GUEST OPINION: Information has been the most significant resource of any business for a long time now. Data is what drives businesses to make informed decisions, generate valuable insights, and operate at their most efficient.
Such heavy emphasis on information also puts a lot more pressure on information security as a whole. Data safety, compliance, and general resilience to different types of threats to a company’s data are now practically mandatory instead of optional, considering how many data breaches have been happening in recent years.
Customer relationship management platforms are relatively new ways to manage customers and their information, with Salesforce being the most notable example of them all. Yet, even the cloud-centric nature of these CRM platforms does not deter from the necessity to maintain a flexible and versatile backup and recovery system, especially considering how lacklustre Salesforce’s built-in capabilities are in that regard.
Salesforce is a platform that stores all of its information in a cloud storage of sorts. This kind of storage comes with its own share of problematic factors and events, be it platform outages, cyberattacks, integration issues, or even a simple user error. Some of these issues can be prevented with Salesforce’s own capabilities, but most facilitate the introduction of third-party backup solutions in order to avoid data loss and reduce business downtime.

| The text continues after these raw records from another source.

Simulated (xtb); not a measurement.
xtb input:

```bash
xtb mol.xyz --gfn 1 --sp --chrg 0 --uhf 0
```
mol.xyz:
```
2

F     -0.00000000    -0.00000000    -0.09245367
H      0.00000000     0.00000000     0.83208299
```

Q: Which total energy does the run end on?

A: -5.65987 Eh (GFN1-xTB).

Compliance is another substantial reason for backing up Salesforce database using third-party measures and solutions. A lot of the major existing regulations require thorough audit trails and historical records for a certain period – something that Salesforce itself is unable to provide. Compliance-related additions to an organization’s security system can also serve as a management-related advantage for the company, such as the ability to restore previous versions of specific records when there is a necessity to do so.
Detailed action logs that describe the changes to all information over time facilitate historical accuracy and transparency for the company itself, which is not only useful for audits and regulatory inquiries but can also become a substantial advantage during various internal assessments.
Unfortunately, Salesforce has a lot of limitations to its field history tracking capabilities, including the number of tracked fields, retention periods, and even restrictions on the depth of the reporting process. This Salesforce field history tracking limit can only be avoided with third-party backup and recovery platforms with sufficient Salesforce integration, removing all of the aforementioned limitations and providing companies the freedom to store and access data records for long periods of time.
Long-term tracking with third-party solutions also provides organizations with much more thorough and detailed records of past actions, offering a lot more opportunities to capitalize on trends, spot negative anomalies, and perform other data-driven decisions.
Data tracking and information protection are just a few examples of how a company might use the necessity to improve information security to its advantage. All these examples are often highlighted in a disaster recovery plan – a comprehensive set of guidelines on how a company is supposed to react in case of substantial data-related problems, be it data loss or data corruption.
The primary point of any disaster recovery plan is to ensure that the entire infrastructure of a company can return to its completely working state as quickly as possible with minimal cost and the smallest downtime possible. Yet, a proper DR plan is very difficult to configure and even more challenging to implement. The same could also be said for more unusual data management environments, with disaster recovery in Salesforce having its own share of unique factors that should be taken into account (such as the complete reliance of the entire infrastructure on cloud-based environments).
Being able to identify your most sensitive information and the highest possible recovery time objective are just a few examples of topics that have to be extensively covered in a DR plan. Backups have to be validated on a regular basis, the entire procedure of creating backups and recovering them should be tested, and multiple recovery options should be considered in the same DR plan if the situation does not facilitate the restoration of the entire infrastructure at once.
Data breaches and system outages have become a commodity for many industries, and being reactive in your approach to data security is no longer enough to keep your company safe. A detailed proactive approach to security with multiple areas and factors covered is the best bet for safeguarding unconventional data storage environments such as Salesforce.